Assuming \(\theta_G = 45^\circ\), and using Equations (9.17) and (9.18), we obtain:
\[
n_G^2 = n_H^2 + n_L^2
\tag{9.19}
\]
If \(n_G\) is fixed, the equations yield:
\[
\sin^2 \theta_G = \frac{n_H^2 + n_L^2}{n_G^2}.
\tag{9.20}
\]
Banning used zinc sulfide with an index of 2.30 and cryolite evaporated at a pressure of \(10^{-3}\) Torr (0.133 Pa) to achieve a porous layer index around 1.25. For these materials, a glass index of 1.55 was needed to achieve a prism angle of \(45^\circ\). With cryolite having a more typical index of 1.35 and zinc sulfide at 2.35, the required glass index would be 1.66. Alternatively, for glass with an index of 1.52, the angle of incidence using the latter pair of materials would be \(50.5^\circ\).

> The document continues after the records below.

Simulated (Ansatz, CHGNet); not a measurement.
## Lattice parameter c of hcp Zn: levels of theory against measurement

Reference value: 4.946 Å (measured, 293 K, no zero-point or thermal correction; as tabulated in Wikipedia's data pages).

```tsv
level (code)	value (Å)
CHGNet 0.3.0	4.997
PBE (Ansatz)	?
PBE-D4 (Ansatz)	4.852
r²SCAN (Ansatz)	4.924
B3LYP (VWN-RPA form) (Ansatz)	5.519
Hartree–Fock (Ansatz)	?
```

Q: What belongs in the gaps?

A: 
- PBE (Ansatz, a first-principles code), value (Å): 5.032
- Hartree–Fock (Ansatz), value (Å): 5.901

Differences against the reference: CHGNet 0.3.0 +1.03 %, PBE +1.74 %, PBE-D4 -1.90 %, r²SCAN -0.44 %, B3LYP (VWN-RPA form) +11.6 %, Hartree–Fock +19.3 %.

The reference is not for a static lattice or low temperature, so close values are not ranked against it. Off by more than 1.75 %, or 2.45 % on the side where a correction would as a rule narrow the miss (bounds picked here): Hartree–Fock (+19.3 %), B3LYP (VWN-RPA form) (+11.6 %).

The degree of polarization at the center wavelength can also be calculated using:
\[
R_q = \frac{\eta_G – \eta_H}{\eta_G + \eta_H} \cdot \frac{\eta_G – \eta_L}{\eta_G + \eta_L},
\tag{9.21}
\]
where \(q\) is the number of layers, assumed to be odd. For s-waves:
\[
\eta_G = \frac{n_G}{\cos \theta_G}, \quad \eta_H = \frac{n_H}{\cos \theta_H}, \quad \eta_L = \frac{n_L}{\cos \theta_L}.
\]
For p-waves, the expressions are modified as:
\[
\eta_G = \frac{\cos \theta_G}{n_G}, \quad \eta_H = \frac{\cos \theta_H}{n_H}, \quad \eta_L = \frac{\cos \theta_L}{n_L}.
\]
For p-waves, the reflectance simplifies under the imposed conditions to:
\[
R_p = \left( \frac{n_H^2 \cos \theta_H – n_L^2 \cos \theta_L}{n_H^2 \cos \theta_H + n_L^2 \cos \theta_L} \right)^2.
\tag{9.22}
\]
For s-waves, the reflectance is given by:
\[
R_s = \left( \frac{n_H^2 – n_L^2}{n_H^2 + n_L^2} \right)^q.
\tag{9.23}
\]
Polarization in Transmission and Reflection
The degree of polarization in transmission is:
\[
P_T = \frac{T_p – T_s}{T_p + T_s},
\tag{9.25}
\]
and in reflection:
\[
P_R = \frac{R_s – R_p}{R_s + R_p}.
\tag{9.26}
\]
Generally, for a small number of layers, polarization in reflection is superior to transmission, but for a large number of layers, transmission performance improves beyond reflection.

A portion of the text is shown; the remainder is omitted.